China welcomed the New Year with a 7 percent stock market crash that was so intense that government authorities suspended trading across the nation.
Markets around the world plunged, with Asia and Europe down -3 percent, U.S. markets down 1.7 percent, and gold up 1.1 percent.
The new China crisis is expected to hammer demand for foreign luxury products. Tesla Motors shares plummeted 4 percent to $230 and Apple stock fell 2 percent to a new “bear-market” low of $103.
Chinese automatic “circuit breakers” were implemented by the China Securities Regulatory Commission to suspend trading automatically during a crash after the August 2015 wipe-out saw markets in the “Red Dragon” collapse by over a third. Trading was shuttered on January 3 nearly 90 minutes before the regular close, according to Stratfor Global Intelligence.
The plunge came after an official report from the China Iron and Steel Association that large and medium-sized Chinese steel mills reported losses of nearly $8.2 billion during the first 11 months of 2015. Bulk steel prices have fallen by 78 percent in the past two years. Despite massive government subsidies and purchases, China’s 101 largest steel mills’ total sales revenue fell by 19.3 percent in 2015 compared with the previous year.
Traders also blamed the crash on the scheduled end to lock-up restrictions against any selling by major stock shareholders, including insurance companies. The rule was mandated during the summer crash and was scheduled to end next week. The extraordinary withdrawal of institutions’ ability to cash-out was credited with stopping the crash and leading to a 25 percent rebound in the stock markets.

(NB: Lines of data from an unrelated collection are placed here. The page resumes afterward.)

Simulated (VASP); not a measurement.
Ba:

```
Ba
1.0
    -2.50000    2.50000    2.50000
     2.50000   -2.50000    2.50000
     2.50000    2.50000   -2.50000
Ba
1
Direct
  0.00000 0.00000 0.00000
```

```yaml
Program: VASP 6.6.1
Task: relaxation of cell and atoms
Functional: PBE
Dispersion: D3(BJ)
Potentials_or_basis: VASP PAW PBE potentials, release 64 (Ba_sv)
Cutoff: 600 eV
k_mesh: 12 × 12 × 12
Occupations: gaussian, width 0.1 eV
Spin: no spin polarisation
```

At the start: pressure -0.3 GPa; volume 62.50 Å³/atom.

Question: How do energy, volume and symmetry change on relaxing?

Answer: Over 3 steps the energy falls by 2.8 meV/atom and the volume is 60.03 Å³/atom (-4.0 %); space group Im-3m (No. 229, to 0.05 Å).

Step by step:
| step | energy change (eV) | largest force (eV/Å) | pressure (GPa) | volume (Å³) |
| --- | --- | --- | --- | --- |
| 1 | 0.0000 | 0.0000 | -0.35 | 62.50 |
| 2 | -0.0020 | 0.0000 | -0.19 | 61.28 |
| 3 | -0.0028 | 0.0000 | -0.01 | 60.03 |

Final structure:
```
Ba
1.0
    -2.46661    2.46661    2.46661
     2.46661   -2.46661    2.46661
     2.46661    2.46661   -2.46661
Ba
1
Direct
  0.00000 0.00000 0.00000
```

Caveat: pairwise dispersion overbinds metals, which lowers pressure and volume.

The decline of China’s stock market will undoubtedly lead to another plunge in real estate values, which had stabilized in the last few months after being down about 20 percent for the year.
Traders told Reuters that the selloff could pressure Chinese authorities to re-freeze IPOs to preserve liquidity, extend the share lockup to prevent more selling, and keep force the “national team” of brokerages and fund management firms to be on the hook to keep buying and holding stocks at a loss.